I love this sentence: "Food is written down, called in to our sponsor, and committed, so that we can get on with our recovery and out of the food." In the 5-1/2 months I've been abstinent, I've found this to be true in so many ways... For the first time in my adult life, I feel wholly at peace about my life.

The 9th Step Promises say, in part, "...Our whole attitude and outlook upon life will change... We will intuitively know how to handle situations which used to baffle us. We will suddenly realize that God is doing for us what we could not do for ourselves. Are these extravagant promises? We think not. They are being fulfilled among us - sometimes quickly, sometimes slowly. They will always materialize if we work for them."

I honestly think that's exactly what I'm experiencing... I'm already beginning to experience these incredible promises! The more I work this program, the more purposeful I become, the more disciplined, the better able to deal with life on life's terms. And it all starts with the Plan of Eating.

I have a conference coming up next week. I will be in a hotel and conference center in Chicago for a week. It's my 11th year going to this particular conference, and I look forward to it every year. I get to see dear friends and colleages that I respect so much. Most of the time, our free time revolves around hanging out in restaurants and bars, talking and laughing deep into the night. I've been worried about how I would follow my Plan of Eating in Chicago. I knew I would stay abstinent. I'm committed to abstinence, and I've already received such gifts as a result... I just didn't know exactly how I would stay abstinent.

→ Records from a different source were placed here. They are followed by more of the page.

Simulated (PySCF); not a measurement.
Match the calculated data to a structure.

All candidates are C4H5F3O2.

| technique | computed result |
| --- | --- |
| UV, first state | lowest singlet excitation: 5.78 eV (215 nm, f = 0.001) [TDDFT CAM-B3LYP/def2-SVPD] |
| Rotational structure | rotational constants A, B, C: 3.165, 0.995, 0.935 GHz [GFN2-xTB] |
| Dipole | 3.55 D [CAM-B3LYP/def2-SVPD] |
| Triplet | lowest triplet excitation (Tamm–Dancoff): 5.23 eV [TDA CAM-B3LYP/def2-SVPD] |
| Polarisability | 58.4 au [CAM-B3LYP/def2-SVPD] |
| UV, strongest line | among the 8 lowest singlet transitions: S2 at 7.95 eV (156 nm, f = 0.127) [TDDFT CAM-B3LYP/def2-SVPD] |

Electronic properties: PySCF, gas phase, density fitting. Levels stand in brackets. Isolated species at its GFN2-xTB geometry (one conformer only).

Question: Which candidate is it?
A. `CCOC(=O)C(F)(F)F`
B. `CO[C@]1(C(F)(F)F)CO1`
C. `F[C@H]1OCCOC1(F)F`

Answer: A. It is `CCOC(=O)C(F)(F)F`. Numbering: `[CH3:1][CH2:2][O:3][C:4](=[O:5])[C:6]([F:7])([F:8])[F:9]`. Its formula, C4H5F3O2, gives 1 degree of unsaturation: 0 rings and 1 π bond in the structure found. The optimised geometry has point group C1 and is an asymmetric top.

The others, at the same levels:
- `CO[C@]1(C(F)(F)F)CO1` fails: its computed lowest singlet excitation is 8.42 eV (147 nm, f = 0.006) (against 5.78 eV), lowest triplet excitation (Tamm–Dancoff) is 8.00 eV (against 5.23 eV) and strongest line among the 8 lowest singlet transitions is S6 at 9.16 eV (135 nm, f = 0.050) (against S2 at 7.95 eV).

I finally reached a decision last weekend. Simple is best. I typically eat very simply, even repetitively. I often commit the same foods to my sponsor day after day. Why change anything in Chicago? It's not that I'm unwilling to weigh and measure in restaurants. I do that whenever I choose to go out. But for the sake of peace and simplicity, I decided to eat in my room or to pack my meals and take them with me. My wife found an online grocery delivery service, and we ordered a week's worth of groceries, to be delivered the day I arrive. I stocked up on non perishables wherever possible, and I even ordered plasticware, a can opener and plates! I called the hotel and ordered a refrigerator for my room, and I'm all set. The total cost was less than half what I would normally spend in a week of eating in restaurants, so my employer was more than happy to pay for everything.

I'm excited about next week now. As the reading says, now I can get on with my recovery and out of the food. My choices are already made. I feel great peace about next week, and I can enjoy my friends and all the benefits of the conference without getting bogged down in food obsession.

Tuesday, January 25, 2011

Living the Promises... Already

My name is Charlie, and I'm a compulsive overeater.

::Hi, Charlie!::

Funny. I thought things would slow down a bit after Christmas. And I haven't even blogged in three weeks. It's been pretty crazy in my life... I won't waste your time or mine detailing all the things I've got going on. Just believe me when I say my work, my graduate studies, my responsibilities as a dad and husband, and my OA-HOW program are taking a lot of my time.

You know the crazy thing? I'm happier and more at peace than I have been in a long, long time. I'm content. I'm abstinent... Over 5-1/2 months now! At my last weigh-in, I weighed 177 pounds. That means I've surrendered 55.2 pounds to God, and I'm only 15 pounds or so away from my maintenance weight.

The Big Book says: "If we are painstaking about this phase of our development, we will be amazed before we are halfway through. We are going to know a new freedom and a new happiness. We will not regret the past nor wish to shut the door on it. We will comprehend the word serenity and we will know peace. No matter how far down the scale we have gone, we will see how our experience can benefit others. That feeling of uselessness and self pity will disappear. We will lose interest in selfish things and gain interest in our fellows. Self-seeking will slip away. Our whole attitude and outlook upon life will change. Fear of people and of economic insecurity will leave us. We will intuitively know how to handle situations which used to baffle us. We will suddenly realize that God is doing for us what we could not do for ourselves. Are these extravagant promises? We think not. They are being fulfilled among us - sometimes quickly, sometimes slowly. They will always materialize if we work for them."

I honestly think that's exactly what I'm experiencing... I'm already beginning to experience these incredible promises! The more I do this, the more I work the steps, follow the plan, surrender my life and my will to God, make my calls, eat abstinently... the more purposeful I become, the more disciplined, the better able to deal with life on life's terms.

Tired tonight, but happy. Grateful.

I have a big conference in Chicago next week, so I'm working hard to get all my work done before I go. I'm trying to get a week ahead in my seminary class, too, so I don't have to work on it there. All that to say, I don't have a lot of time to blog this week, but I have two topics I really want to write about... 1) A great food idea I'm going to implement in Chicago, and 2) body image issues...Hope I get to them!